Cleric Views West’s Promise to Admit MKO Members as “Bogus”


TEHRAN (Tasnim) – Days after members of Mojahedin-e Khalq Organization (MKO) were evacuated from Camp Ashraf, an Iranian cleric said promises by some western countries to grant them asylum are hollow and baseless.

Ayatollah Hassan Mamdouhi, a member of Iran’s Assembly of Experts, told Tasnim that the bulk of western countries’ pledges to accommodate the expelled MKO terrorists are bogus, adding that members of the terrorist organization used to live in dire conditions in Camp Asharf, while “no country granted them asylum.”

The notorious camp, which used to host thousands of MKO terrorists in eastern Iraq in the past, was fully evacuated by the Iraqi authorities from its much-hated residents on September 11, 2013.
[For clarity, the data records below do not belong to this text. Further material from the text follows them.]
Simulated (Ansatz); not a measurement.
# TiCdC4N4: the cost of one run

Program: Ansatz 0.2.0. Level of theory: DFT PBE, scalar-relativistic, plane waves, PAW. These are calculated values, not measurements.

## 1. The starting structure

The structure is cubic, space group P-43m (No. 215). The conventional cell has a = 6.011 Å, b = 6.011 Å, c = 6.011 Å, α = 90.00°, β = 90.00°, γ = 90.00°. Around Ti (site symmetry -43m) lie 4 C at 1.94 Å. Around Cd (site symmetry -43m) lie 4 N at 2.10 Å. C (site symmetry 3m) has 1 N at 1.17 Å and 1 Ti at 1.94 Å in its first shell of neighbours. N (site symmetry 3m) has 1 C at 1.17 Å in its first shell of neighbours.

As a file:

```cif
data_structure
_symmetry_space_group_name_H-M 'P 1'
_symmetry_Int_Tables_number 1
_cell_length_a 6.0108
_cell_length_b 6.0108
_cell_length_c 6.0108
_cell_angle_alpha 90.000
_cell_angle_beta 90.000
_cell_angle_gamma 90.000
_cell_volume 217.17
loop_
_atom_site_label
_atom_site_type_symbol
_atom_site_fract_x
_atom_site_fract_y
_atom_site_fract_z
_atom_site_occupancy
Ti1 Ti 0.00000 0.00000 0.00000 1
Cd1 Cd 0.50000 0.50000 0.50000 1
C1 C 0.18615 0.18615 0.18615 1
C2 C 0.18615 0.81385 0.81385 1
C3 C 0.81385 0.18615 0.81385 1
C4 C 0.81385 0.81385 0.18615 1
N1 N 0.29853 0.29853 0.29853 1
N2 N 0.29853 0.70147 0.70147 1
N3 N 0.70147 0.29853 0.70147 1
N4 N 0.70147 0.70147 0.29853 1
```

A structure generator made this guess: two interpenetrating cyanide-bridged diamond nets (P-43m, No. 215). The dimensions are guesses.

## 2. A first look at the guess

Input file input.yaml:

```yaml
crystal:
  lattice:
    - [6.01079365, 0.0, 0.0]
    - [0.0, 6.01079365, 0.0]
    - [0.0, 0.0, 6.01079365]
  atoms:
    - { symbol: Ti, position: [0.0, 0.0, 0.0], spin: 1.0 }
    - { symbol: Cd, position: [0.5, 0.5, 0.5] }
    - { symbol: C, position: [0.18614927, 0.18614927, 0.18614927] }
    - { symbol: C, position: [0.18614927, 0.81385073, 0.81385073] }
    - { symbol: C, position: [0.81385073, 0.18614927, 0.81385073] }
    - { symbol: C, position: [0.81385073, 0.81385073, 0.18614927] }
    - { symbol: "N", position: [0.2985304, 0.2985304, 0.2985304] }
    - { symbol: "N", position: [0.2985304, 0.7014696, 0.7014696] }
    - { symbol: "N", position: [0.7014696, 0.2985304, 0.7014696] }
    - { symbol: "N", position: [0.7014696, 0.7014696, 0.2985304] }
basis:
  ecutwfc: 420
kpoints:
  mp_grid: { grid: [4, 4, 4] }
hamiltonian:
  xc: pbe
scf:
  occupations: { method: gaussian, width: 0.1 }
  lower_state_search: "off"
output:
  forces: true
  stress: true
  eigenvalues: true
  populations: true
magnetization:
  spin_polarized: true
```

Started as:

The evacuation took place under the supervision of UN officials and more than 30 MKO terrorists were removed from the camp in Iraq’s Diyala province, about 80 kilometers west of the Iranian border and 40 kilometers north of Baghdad.

Ayatollah Mamdouhi also called on all those terrorists, who resorted to atrocity against the Islamic Republic, to learn lessons from the terrible fate of the MKO members.

The official end of MKO terrorist group’s activities in Camp Ashraf, marked by the full evacuation of the camp from their remaining members, took place some days after the MKO terrorists clashed with a group of protesting Iraqi citizens, who were opposed to their presence in their neighborhood, on September 1.

The remaining members of MKO terrorists were transferred from Camp Ashraf (now the Camp of New Iraq) to Camp Liberty.

The MKO -- listed as a terrorist organization by much of the international community -- fled Iran in 1986 for Iraq, fought on the side of Saddam Hussein during the Iraqi imposed war on Iran (1980-88), and was given a camp by Saddam.

The group has been behind numerous acts of terror against Iranian civilians and officials, and was involved in the 1991 bloody repression of Shiite Muslims in southern Iraq, and the massacre of Iraqi Kurds in the country's north.

In December 2011, the United Nations and the Iraqi government agreed to relocate some 3,000 MKO members from Camp New Iraq, formerly known as Camp Ashraf, to Camp Liberty -- a former US military base near Baghdad International Airport. But given their past atrocities, many in Iraq want them to be expelled from the country.

The Iraqi government planned to close the camp at the end of December 2011, but the US pressure forced it to delay the evacuation.